Not so strange and good in many ways, are the acts of kindness, commitment to courage so witnessed by so many across the world of health workers, neighbours, strangers, the sensitivity of humanity from one with many, one to another. Of course, there are pockets of the human population whose actions and behaviours exemplify a battle mentality. For them aloneness dominates, their fears reign supreme, irrespective of wealth and status. Those who are in touch with their longing for human connection and express it appropriately, invite compassion and empathy. I feel that fear and uncertainty, there is a low wailing – a siren call of peril in my awareness, rousing my survival instincts. As yet, I am not cradling myself in the corner wrapped in my mother’s prized quilt, though that now seems more possible than I ever imagined.
Fortunately, I am expressing myself in socially acceptable ways, connecting with friends from far flung parts of the world more in the last month than the numerous years we have been apart, not because I am a particularly benevolent human creature ALL THE TIME. In fact, having isolated in the company of my family, encapsulated by teenage angst, I am ready for some serious self-isolation. YET, the core of who we are is defined by relationships. We are nothing but the reflection of the relationships we cultivate. The naked truth of our human existence is simply: our primordial senses crave it – that old loving kindness feeling of goodness. Never has my awareness of existing in the sphere of living and dying been more stark. The fragility of it all. The rites of birth and death, in all its metaphoric permutations mired in in the uncharted seas of an existential crisis outside of living memory. We are all moving through the passage of living and dying.

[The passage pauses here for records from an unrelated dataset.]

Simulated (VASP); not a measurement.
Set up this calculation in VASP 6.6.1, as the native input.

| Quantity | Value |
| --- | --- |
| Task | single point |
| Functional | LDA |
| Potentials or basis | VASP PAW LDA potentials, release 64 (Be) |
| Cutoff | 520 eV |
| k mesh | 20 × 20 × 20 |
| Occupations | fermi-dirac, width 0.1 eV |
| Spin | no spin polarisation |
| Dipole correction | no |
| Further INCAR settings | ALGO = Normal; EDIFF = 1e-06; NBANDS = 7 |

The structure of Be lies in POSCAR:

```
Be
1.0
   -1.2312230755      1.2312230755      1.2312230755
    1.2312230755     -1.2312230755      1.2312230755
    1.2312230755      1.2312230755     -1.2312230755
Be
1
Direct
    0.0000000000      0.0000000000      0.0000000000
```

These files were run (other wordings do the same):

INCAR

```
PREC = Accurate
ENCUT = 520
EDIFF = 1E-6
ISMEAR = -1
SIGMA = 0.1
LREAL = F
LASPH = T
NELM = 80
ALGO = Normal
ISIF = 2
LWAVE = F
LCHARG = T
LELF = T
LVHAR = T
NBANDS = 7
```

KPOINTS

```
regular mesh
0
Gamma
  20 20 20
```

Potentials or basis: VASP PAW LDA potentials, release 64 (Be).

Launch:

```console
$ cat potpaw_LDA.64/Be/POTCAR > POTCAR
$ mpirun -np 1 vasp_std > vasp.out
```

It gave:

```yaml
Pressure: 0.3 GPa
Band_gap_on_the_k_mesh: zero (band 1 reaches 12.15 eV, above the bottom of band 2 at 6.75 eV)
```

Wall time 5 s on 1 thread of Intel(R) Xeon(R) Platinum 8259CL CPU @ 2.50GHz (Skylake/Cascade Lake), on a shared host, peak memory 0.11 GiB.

From speaking to others, this is a ubiquitous quest for many – connecting in some way, somehow with a fellow (wo)man. As my friend who lives in New York, amidst the throes of chaos and danger; amongst the millions committed to making some noise for their health workers without fail at 7 om every night – human suffering and solidarity is so deeply felt, reflects: “I keep reminding XX (his partner) that we need to try our best to remember everything as we will always look back on this period in life”. I take from our inter-action – a togetherness as he and I live in our separate realities that we count as the living, what we do matters.
The ancient Greeks described time as twofold: Chronos and Kairos, the former denotes linear time – quantitative and accountable, the latter connotes significant time, qualitative and meaningful in nature. This dastardly devastating period will be in each and every living human being’s chronology. I will bet my last pack of loo roll you will remember your age and location in 2020 for the rest of your living years. But more importantly, when we consider Kairos, the significance, meaning and action this will have: How essential it might be, to make choices that will enrich and enhance our humanity going forward; each of us, in our choosing decide what our future holds, how our future selves will draw lessons from our lived experience that engenders our personal philosophy and wisdom. How will you choose to write this part of your story in time?